Nothingness is in reality a mirage, in a tripartite sense that it assumes the horizon of perception, represents a reverse image of the real, and is the expression of a desire at the heart of a reality that does not lend itself to it. It vanishes therefore when consciousness seeks to approach and thematise it. 1
The disappearance of the object does not only exclude but also reveals the presence of the world as the background against which all objects appear. 2
This exhibition seeks to develop a conversation between two series or rather two categories of work by artists Patrick Lundberg and Oliver Perkins. Lundberg’s ‘Sets’ and Perkins’ ‘string and dowel works‘. The affiliation between these bodies of work lies broadly in both artist’s co-habitation of a position in painting that seeks to circumvent representation and more precisely, in closely calibrated attempts, to invoke the world through perceptual experience.

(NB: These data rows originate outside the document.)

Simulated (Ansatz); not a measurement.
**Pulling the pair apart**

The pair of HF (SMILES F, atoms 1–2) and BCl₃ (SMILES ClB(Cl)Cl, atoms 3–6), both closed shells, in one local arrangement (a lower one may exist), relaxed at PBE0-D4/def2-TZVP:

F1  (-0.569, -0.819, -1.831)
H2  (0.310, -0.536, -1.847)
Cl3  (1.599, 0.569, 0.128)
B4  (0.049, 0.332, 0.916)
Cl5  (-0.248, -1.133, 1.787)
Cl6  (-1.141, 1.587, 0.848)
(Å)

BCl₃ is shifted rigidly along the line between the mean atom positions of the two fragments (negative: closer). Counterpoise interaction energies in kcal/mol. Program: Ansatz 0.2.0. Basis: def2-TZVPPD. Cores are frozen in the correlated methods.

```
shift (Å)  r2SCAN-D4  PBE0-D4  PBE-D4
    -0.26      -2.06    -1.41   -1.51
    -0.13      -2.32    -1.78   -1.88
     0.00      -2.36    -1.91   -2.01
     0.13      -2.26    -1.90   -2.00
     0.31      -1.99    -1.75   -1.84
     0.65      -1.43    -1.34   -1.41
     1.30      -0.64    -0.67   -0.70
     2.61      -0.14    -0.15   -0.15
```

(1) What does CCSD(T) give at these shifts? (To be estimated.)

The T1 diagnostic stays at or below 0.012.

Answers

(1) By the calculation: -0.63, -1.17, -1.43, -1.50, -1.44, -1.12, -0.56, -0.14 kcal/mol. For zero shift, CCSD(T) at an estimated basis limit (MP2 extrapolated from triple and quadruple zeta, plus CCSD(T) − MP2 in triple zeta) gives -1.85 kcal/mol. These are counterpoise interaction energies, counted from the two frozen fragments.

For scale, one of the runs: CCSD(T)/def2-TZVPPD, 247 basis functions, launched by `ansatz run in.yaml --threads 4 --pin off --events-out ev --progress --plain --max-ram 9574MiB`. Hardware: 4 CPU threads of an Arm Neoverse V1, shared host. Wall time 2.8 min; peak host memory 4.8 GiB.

Theirs is not a sceptical reduction of the painted object to its material conditions with the erroneous sense that it is therefore grounded, however infinitesimally, in ‘Reality’. Nor is theirs an attempt to establish transcendental ‘Truths’ through symbolic codification or structural modelling. Rather what they share in is the understanding of a painting as a kind of instrument for looking, or perhaps more ambitiously a receptacle through which the World appears to us negatively, as a swelling, pulsing, humming, untotalizable presence. As a silent constitutive element that for a moment becomes felt and which in music might be referred to as a third tone.
The means for achieving this, arrived at independently in both bodies of work, is to compose with emptiness. A paradigm in which the works operate with reduced material components in order to put emphasis very firmly on the structuring of negative space.
1 Renaud Barbaras, Desire and Distance, translated by Paul B. Milan (Stanford University Press, 2006), 53.2 Ibid., 58-59.